All across the nation, Four Loko fever is spreading. Four Loko, easily identifiable by its neon camouflage pattern at the front of your local convenience store's refrigerator, has been selling like hot cakes, if hot cakes were $3 cans of over-sugared, highly-caffeinated malt beverage. If we're going to get all hot and bothered about cheese, is it any wonder the big wigs and small wigs of government and academia are going "loco" to ban Four Loko?
What happened to personal responsibility and moderation? When universities and the government start acting in loco (Loko?) parentis, when do young adults get a chance to act and think for themselves? Drink a Four Loko, throw up in a cab and on your friends, and get carried home on your 22nd birthday and you'll make the decision for yourself whether or not you want a Watermelon Four Loko the next time you're at the corner bodega. I can buy Devil's Springs 160-proof vodka and mix it with Kool Aid powder, throw in a couple 5-Hour Energy drinks and I've got myself a sugary, caffeinated, death in a cup atom bomb. I don't recommend this hooch, but it's my prerogative if I want to go out and buy all of these components, even 5-Hour Energy, which is not FDA-approved (whereas Four Loko is), mix them up and paint the town red - which may not just be an expression if I got my hands on some red paint, given the energy and drunkenness induced by that creation.
Already, Michigan, the mitten of the Great Lakes, has banned Four Loko from in-state purchase, while colleges across the nation are prohibiting the drink on campus. It's offensive enough that most states maintain blue laws (not that I really ever want to buy alcohol on Sunday mornings), but now it's not just "when" that we are being told we can purchase, but "what." Fortunately, for my thinning wallet, the Empire State cannot ban products that already have FDA-approval, but not for lack of trying and an agenda to create a loophole.
Four Loko is far from my first choice if I want a stiff drink, but I don't think that it should not be allowed to be a choice. Bright colors and flavors does not equal marketing to kids, and shouldn't the stores that sell Four Loko be ensuring that they are only selling this product to adults? Trust me: Four Lokos do not taste like candy. And yes, I know they are far from healthy, but all this month, while people are licking their fingers after downing the limited-time offer, 500-calorie McRib, or drinking their limited-edition Spike Lee-collaboration Absolut Brooklyn vodka because of its bright, hip logo, let's realize we all have the capacity to decide for ourselves whether or not something warrants being illegal, or if it's merely something that's "bad" for us that we can choose whether or not to purchase.

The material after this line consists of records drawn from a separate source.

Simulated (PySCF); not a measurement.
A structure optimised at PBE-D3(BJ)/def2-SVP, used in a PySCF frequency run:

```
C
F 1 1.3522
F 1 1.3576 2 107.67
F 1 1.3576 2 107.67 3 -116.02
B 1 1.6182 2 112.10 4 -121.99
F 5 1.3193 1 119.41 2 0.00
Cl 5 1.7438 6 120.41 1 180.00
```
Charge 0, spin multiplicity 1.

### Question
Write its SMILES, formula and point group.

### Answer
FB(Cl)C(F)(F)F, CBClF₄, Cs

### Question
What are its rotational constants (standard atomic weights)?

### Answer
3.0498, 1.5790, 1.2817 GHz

Four Loko is not some new, untested substance, and it's a far cry from meth, crack, even marijuana, which are illegal for (more) valid reasons. Four Loko is like any other mixed drink we choose to make or malt beverage we can buy, bearing the same inherent danger as these drinks. There are bigger fish to fry than "issues" like caffeine in alcoholic beverages or steroids in baseball. The government needs to regulate emissions standards, off-shore drilling, the quality of meats in our supermarket, and various other aspects of society with significant impacts and exigency that we as individuals cannot regulate or control, not the minutia of what we eat, what we drink, and how we decide to let off a little steam and get Loko. So calm down, Mom and Dad, I'm not a little kid anymore and I've got this ... I'll be at the park.